Each speaker encouraged audience members to grow together as a community to support the people in the Sacrifice Zone: in thinking of only our own locales, they pointed out, we leave each other weaker and more vulnerable to water, air, soil and human health poisoning. These things know no political boundaries such as town, county and state demarcation lines.
Fracking companies are withdrawing millions of gallons of water from this water-rich area, transporting it by night trains that have been waking up residents and their children. The issue has become extremely important to the local residents — and to anyone who can remember the last time they missed out on a good night’s sleep, their concern makes a lot of sense.
However, it could get worse.
“The saddest thing,” Finneran said, “is this: If my conjecture that all of this increase in industrial activity is in preparation for fracking the land of Painted Post — a land that was selected to possibly be a place for the Statue of Liberty — is in any way right, the noise of the train’s whistles and bells will be nothing compared to the drills going bump in the night, the trucks revving through town 24/7, and the gas-flaring jet-engine noise.”
Other themes that came up frequently were those of safety and jobs, two topics that speak to both opponents and proponents of fracking. There were two pro-frackers in the audience, who seemed fairly unswayed throughout most of the day; however, Steingraber made a direct appeal to them and the rest of the audience.
“Whether you are for fracking or against it, I love all of you. I love my children. I want jobs for all of us and for all of your children … [jobs] that don’t kill them and don’t destroy their lives.”
After the rally, around 100 people participated in a march through the town’s commercial district, following the path of the night trains. Leading the group were horn players who played rousing songs to accompany us.. They also had smaller hand instruments that were easy to play for novices, so each of us from the club took a shot at playing the tambourine and small drum. Meredith had so much fun doing this that by the end of the trip, she was looking up the prices for tambourines online.

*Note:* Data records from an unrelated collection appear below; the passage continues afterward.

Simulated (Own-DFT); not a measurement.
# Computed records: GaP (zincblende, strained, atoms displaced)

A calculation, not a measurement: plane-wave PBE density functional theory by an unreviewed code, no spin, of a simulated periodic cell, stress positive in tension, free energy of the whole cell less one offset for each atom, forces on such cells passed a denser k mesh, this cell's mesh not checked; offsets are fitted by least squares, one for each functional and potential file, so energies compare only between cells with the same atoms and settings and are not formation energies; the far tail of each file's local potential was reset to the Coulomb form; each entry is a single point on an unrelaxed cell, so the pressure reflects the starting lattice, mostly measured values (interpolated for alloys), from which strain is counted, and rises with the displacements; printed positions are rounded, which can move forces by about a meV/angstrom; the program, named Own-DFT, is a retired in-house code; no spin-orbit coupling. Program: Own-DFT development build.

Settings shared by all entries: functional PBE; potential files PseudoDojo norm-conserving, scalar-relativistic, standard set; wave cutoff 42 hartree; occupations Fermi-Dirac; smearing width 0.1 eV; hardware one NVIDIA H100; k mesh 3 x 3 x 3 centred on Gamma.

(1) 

As we walked, we were shocked by the path of the railroad tracks. They were literally right across from houses yards away — and as we passed by, many children came out to check out the music. It literally shocked my fellow club members and me that the train routes were so close to these houses, and to imagine what these families must go through when they are awakened several times throughout each night.
Although this wasn’t the biggest rally some of us have ever been to, it was still a very inspiring experience for all of us. The freshmen seemed as eager as we are for our next meeting and rally, and I finished the trip feeling as if my participation in the day might have helped the community. A worthwhile way to spend a Saturday afternoon.